So we brought you some great CSS tips to help with accessibility over the weekend, and we discussed how layout helps users get into your page with our look at stumblers and Diggers habits, now its time to introduce the layouts… These are our favourite CSS layout sites and scripts, enjoy
Learning from scratch
Our first site is a step by step (12 pages worth) guide to developing a CSS based site, after all unless you understand the concepts you will never fully be satisified with the other articles. Its set at a good pace for intermediate coders with at least some CSS experience and is worth a read regardless of background or ability
http://www.subcide.com/tutorials/csslayout/index.aspx Inpatient people may wish to skip to the important bit, hacking your code to work in that other browser.

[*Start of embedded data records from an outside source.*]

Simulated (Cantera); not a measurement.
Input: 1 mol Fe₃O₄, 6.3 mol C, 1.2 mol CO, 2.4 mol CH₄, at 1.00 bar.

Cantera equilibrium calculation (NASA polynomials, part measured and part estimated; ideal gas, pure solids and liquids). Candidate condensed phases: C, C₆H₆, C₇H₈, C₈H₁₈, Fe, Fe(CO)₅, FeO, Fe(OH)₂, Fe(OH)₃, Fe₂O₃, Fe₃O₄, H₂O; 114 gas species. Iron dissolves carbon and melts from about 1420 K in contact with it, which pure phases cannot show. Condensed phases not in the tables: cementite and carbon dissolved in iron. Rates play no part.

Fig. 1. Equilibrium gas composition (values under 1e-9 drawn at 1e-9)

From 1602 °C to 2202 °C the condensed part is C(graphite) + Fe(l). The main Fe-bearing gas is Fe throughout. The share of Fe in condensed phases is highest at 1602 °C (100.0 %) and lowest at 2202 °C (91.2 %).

53 perfect layouts (fixed width)
Its amazing but most web sites have been designed with the same layouts be they tabled or tableless since the start of the web, this does however mean that finding a base point for your designs can be easy and not to painful an experience. So simply select a basic site layout and go.
http://www.code-sucks.com/css%20layouts/fixed-width-css-layouts/ All of these layout are fixed width hold on for some more stretchy ones!
Even more great layouts
If 53 fixed layouts were not enough here are some more both fixed and stretched layouts for ultimate flexibility. These 40 layouts are again completely CSS styled without any tables.
http://blog.html.it/layoutgala/
Getting it in the Middle
Enough of this handing you it all on the plate! you want to do it yourself and one of the biggest questions that most developers who are coming from tables ask, how do I centre my divs? Well here is the answer or rather several answers, now you can have your site neatly centred particularly useful when combined with a fluid layout.
http://www.maxdesign.com.au/presentation/center/
The ultimate answer
We held the best till last if you haven’t already bookmark the YUI Yahoo user interface site it is a great resource both for clever javascript and some great CSS resources. One of its best features is the CSS grids and this is our last and best tip, use grids it has several great features including.
http://developer.yahoo.com/yui/grids/
- Supports fluid-width (100%) layouts.
- Supports easy customization of the width for fixed-width layouts.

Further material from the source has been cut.